Georg Anton Benda (30 June 1722 – 6 November 1795)

Georg Anton Benda (30 June 1722 – 6 November 1795)

 Georg Anton Benda [Czech Jiří Antonín Benda], (baptized June 30, 1722, Staré Benátky, Bohemia (now Czech Republic) – died November 6, 1795, Köstritz, Saxony (Germany)), was a Czech composer, violinist and Kapellmeister of the classical period, known mainly for his sacred music and innovations in theatre music.

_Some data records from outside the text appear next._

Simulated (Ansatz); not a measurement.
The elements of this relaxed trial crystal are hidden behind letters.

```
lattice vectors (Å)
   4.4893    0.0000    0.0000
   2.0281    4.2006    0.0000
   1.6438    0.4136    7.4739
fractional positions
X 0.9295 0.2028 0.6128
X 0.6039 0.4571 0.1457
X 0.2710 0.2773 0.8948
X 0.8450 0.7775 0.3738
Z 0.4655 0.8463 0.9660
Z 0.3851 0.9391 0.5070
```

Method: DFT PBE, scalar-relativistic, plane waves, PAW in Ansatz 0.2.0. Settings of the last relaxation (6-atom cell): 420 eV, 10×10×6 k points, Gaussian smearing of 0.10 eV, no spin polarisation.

Georg Anton was a brother of Franz Benda and Johann Georg Benda. Benda’s works include 13 operas (including incidental music and duodramas), 166 cantatas (mainly Lutheran), two Masses, an oratorio, six secular cantatas, about 25 Lieder, 30 symphonies, 23 concertos (mostly violin and harpsichord), 54 keyboard sonatas, and several other sonatas for violin and flute, as well as a large number of keyboard works.



BIOGRAPHY

Family

Georg Anton Benda was born into a musical family. His father, Jan Jirí Benda, was a local village musician and weaver and his mother, Dorota Brixi, came from a famous musical line. Georg and his older brother Franz (Frantisek) are the two most famous of Jirí's five musician children. Trained initially by his father, he was sent to a local school in Kosmonos in 1735, and in 1739 he attended the Jesuit Gymnasium in Jičín in music.

Career

In 1742, he went with his family to Berlin, where he functioned for a few years (1742–1749) as a violinist in the royal orchestra. In 1750 he was appointed Kapellmeister at Friedrich III’s ducal chapel at Gotha, where he composed mainly church music. As Kapellmeister, he focused on composing cantatas and instrumental pieces, but never opera, because of the clergy’s resistance to the genre. But they relented for the birthday of Duchess Luise Dorothea in 1765, for which occasion Benda wrote his first opera, Xindo reconnosciuto. In 1765, he was sent to Italy to study opera, that journey brought him into contact with leading opera composers of the day, who influenced his compositional style. When Benda came back, he wrote several popular works.

Kapelldirector

Benda was promoted to Kapelldirector in 1770. Upon the Friedrich III’s death in 1772, Benda – free from his duties composing sacred works devoted much effort to theater music. Benda’s regular duties as Kapelldirector for Friedrich’s successor, Duke Ernst II, included writing a new style of work that fused spoken drama with music, called the duodrama. His first and best melodrama, entitled Ariadne auf Naxos, was performed in 1774, the libretto for it was written by Johann Christian Brandes for his wife Charlotte, who played the main character in the first performance. Later Benda resigned his post, but continued composing melodramas, instrumental works, pieces in other genres, and singspiels (song-plays). He gained a reputation as a composer of singspiel, becoming the most popular composer of the genre of the time. Benda’s melodramas are based on one or two musical themes and several musical motifs that are repeated.

Increasing fame

Benda’s singspiels such as Der Jahrmarkt (1775) and Romeo und Julie (1776), and especially the melodramas such as Ariadne auf Naxos (1775) and Medea (1775) were highly successful. Mozart praised these two works, which he heard in Mannheim in 1778 in a letter to his father on November 12, 1778. That year Benda moved to Hamburg and shortly thereafter to Vienna, but received no appointment at either court. He then spent the majority of his time in composition and elevated the art of the melodrama, to a popular form in German music. Increasing fame brought about by his duodramas subsequently allowed him to tour various musical centers, such as Paris in 1781 and Mannheim in 1787, although he was formally retired. His last work, ironically, is a cantata titled Bendas Klagen from 1792.

Last years

Most of his compositions were written after he was 50. He returned on a pension, ultimately settling in Köstritz, where he died.